ENH: Added np.char.slice_ #20694

madphysicist · 2022-01-01T13:33:31Z

There are numerous examples of string slicing being a fairly requested feature:

Given the existence of the char module, there is no reason not to include a basic slicing operation that can work cheaper than making views and copies of a string, or switching to pandas for this one feature. This PR introduces such a function. It's written entirely in python, and does its absolute best not to make a copy of any data.

The original inspiration for this is my answer to the first question in the list above. I've added a couple of features since then, like the ability to have a meaningful non-unit step and the ability to set the length of non-unit-step chunks.

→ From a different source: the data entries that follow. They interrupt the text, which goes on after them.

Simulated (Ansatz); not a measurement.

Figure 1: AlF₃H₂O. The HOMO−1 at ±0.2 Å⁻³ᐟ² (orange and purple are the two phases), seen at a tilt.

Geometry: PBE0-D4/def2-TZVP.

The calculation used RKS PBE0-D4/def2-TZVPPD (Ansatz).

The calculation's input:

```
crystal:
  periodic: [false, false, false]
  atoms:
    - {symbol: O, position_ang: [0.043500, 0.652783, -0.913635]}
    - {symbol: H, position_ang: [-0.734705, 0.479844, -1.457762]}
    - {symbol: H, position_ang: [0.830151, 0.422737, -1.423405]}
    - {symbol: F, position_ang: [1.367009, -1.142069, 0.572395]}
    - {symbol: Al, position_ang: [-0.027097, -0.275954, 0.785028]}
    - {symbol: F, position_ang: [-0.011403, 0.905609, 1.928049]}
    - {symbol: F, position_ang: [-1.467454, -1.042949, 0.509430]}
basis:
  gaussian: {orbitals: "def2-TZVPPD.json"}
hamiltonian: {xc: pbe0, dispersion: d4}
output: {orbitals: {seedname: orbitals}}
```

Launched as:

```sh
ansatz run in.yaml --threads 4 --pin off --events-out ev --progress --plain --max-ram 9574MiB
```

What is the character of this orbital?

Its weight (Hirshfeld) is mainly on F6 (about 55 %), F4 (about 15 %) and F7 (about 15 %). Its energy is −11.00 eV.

There are two things I'm not sure about with this PR:

The other methods in defchararray.py appear as methods of the subclass np.chararray. Should slice be added to those as well, or is it better to keep access to it only via np.char.slice, as the documentation for chararray indicates? I left it out for now since it's a quick change to make if desired.
I don't really understand the array_function_dispatch decorator. While I've done my best to emulate the other functions in the same module, I hope someone with knowhow can look it over.

(Thorough) tests are included. Mailing list thread for new feature starts here: https://mail.python.org/archives/list/numpy-discussion@python.org/thread/JIK2T5XJJPDFIJM5VRPDXGZFMUYCVV5H/

eric-wieser · 2022-01-01T13:38:27Z

numpy/core/defchararray.py

+        newarray = ndarray(buffer=base, offset=newoffset + realoffset,
+                           shape=newshape, strides=newstrides,
+                           dtype=newdtype)
+    except ValueError as e:


It should be possible to achieve this with stride_tricks so that a copy is never returned.

Good point. Let me see what stride tricks is doing.

@eric-wieser. I have to ask. How is this line, in as_strided fundamentally different from what you marked above: array = np.asarray(DummyArray(interface, base=x)). Is is because DummyArray is "trusted" because it's already an array subclass, vs what I have here, which is attempting to make a new one from scratch? The only thing that won't work here is that as_strided does not accept an offset. I can hack in another parameter to do that.

@eric-wieser I tried it your way: madphysicist@e422186. However, as it turns out, it makes no difference. The issue is with changing dtype: both ndarray and as_strided complain equally when you try to do that unless the array is contiguous. Maybe that's something worth bothering about, maybe not. Within the scope of this PR, doing what I'm doing now seems to be a fix. I do need to add a test for an array created as a non-contiguous view into a bytes object or something.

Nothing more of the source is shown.